BEAT POETRY Rarity LEW WELCH 1965 POETRY BROADSIDE Words & Music SUPERMARKET "Everything Is Wrapped In Plastic"
SUPERMARKET Words and Music By LEW WELCH and CHRIS ROBERTS
BROADSIDE, self published 1965, 13" x 9.75", reproduced holograph manuscript music score and chord chart for spoken word, voice and orchestra, printed on thin brown paper.
NEAR FINE CONDITION. This copy is from the personal collection of Donald Allen. Scarce, only one copy held in institutional hands located in the Lew Welch Papers at Special Collections & Archives UC San Diego, which was originally acquired from Donald Allen.

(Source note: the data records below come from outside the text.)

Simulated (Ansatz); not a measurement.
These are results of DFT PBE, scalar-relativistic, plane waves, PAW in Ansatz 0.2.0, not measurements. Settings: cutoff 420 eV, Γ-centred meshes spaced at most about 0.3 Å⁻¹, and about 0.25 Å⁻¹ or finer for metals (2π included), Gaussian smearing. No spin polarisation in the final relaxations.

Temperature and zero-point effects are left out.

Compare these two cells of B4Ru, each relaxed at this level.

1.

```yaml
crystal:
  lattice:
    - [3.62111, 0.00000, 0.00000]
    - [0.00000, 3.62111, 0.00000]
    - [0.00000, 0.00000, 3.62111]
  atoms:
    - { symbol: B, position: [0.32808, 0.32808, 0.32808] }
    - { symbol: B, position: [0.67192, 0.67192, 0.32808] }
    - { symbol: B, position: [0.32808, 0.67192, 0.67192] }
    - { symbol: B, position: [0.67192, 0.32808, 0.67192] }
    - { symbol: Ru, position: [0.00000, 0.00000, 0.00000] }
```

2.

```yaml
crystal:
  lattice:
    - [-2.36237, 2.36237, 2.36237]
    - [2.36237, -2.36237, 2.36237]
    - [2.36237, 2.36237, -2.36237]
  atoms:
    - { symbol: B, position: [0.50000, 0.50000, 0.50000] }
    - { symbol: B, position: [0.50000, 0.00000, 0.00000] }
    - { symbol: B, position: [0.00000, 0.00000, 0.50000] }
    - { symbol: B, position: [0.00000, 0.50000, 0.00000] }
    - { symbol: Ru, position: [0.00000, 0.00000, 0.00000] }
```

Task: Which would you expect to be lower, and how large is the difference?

LEW WELCH (1926-1971) prominent Beat and cult figure, one of a handful of poets including Allen Ginsberg, Gary Snyder and Michael McClure, who emerged from the San Francisco Renaissance of the 1950s. Welch was a misfit even among the Beats. He wrote for the hipsters, Beats and beatniks who gathered nightly in San Francisco to listen to jazz, drink cappuccinos and sip red wine. In 1971 he wrote a suicide note that read, "I never could make anything work out right and now I'm betraying my friends." Then, with gun in hand he wandered into the forest surrounding Gary Snyder's home in the Sierra Nevadas, his body has never been found.
DONALD ALLEN (1912-2004) Lew Welch's literary executor, Grove Press editor, publisher, and author of The New American Poetry 1945-1960, the landmark literary anthology that has come to define the canon of early Beat poetry.